For decades, civil rights activists fought against employment
discrimination and for a greater role for African Americans in
municipal decision-making. As their influence in city halls across
the country increased, activists took advantage of the Great
Society—and the government jobs it created on the local level—to
advance their goals.
A New Working
Class traces efforts by Black public-sector workers and their
unions to fight for racial and economic justice in Baltimore. The
public sector became a critical job niche for Black workers,
especially women, a largely unheralded achievement of the civil
rights movement. A vocal contingent of Black public-sector workers
pursued the activists' goals from their government posts and sought
to increase and improve public services. They also fought for their
rights as workers and won union representation. During an era often
associated with deindustrialization and union decline, Black
government workers and their unions were just getting started.
During the 1970s and
1980s, presidents from both political parties pursued policies that
imperiled these gains. Fighting funding reductions, public-sector
workers and their unions defended the principle that the government
has a responsibility to provide for the well-being of its residents.

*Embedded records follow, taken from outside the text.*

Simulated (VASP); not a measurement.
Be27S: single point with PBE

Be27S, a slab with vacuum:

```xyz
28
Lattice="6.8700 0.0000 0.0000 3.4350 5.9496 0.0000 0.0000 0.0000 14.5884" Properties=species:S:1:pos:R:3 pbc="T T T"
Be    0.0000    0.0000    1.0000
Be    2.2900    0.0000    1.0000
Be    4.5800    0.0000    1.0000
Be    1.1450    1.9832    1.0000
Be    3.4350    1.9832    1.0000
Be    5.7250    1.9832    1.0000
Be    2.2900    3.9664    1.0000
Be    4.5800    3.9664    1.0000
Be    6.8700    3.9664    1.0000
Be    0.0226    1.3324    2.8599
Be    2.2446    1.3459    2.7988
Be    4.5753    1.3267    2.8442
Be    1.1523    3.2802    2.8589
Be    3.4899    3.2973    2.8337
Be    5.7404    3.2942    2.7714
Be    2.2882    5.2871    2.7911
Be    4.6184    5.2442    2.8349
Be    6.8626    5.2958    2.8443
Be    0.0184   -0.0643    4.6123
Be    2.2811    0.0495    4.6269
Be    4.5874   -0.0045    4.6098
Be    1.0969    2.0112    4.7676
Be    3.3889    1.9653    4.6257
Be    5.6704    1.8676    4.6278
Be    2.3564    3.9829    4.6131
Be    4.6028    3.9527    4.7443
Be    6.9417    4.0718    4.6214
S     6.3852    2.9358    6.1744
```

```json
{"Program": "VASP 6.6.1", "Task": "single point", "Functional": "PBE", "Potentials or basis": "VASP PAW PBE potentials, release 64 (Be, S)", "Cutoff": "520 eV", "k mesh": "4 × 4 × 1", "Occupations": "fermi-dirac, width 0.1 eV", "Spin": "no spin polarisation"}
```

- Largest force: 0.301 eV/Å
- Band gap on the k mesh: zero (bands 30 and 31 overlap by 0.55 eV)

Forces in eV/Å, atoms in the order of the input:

Federal officials justified their austerity policies, the weakening
of the welfare state and strengthening of the carceral state, by
criminalizing Black urban residents—including government workers
and their unions. Meanwhile, workers and their unions also faced off
against predominately white local officials, who responded to
austerity pressures by cutting government jobs and services while
simultaneously offering tax incentives to businesses and investing in
low-wage, service-sector jobs. The combination of federal and local
policies increased insecurity in hyper-segregated and increasingly
over-policed low-income Black neighborhoods, leaving residents,
particularly women, to provide themselves or do without services that
public-sector workers had fought to provide.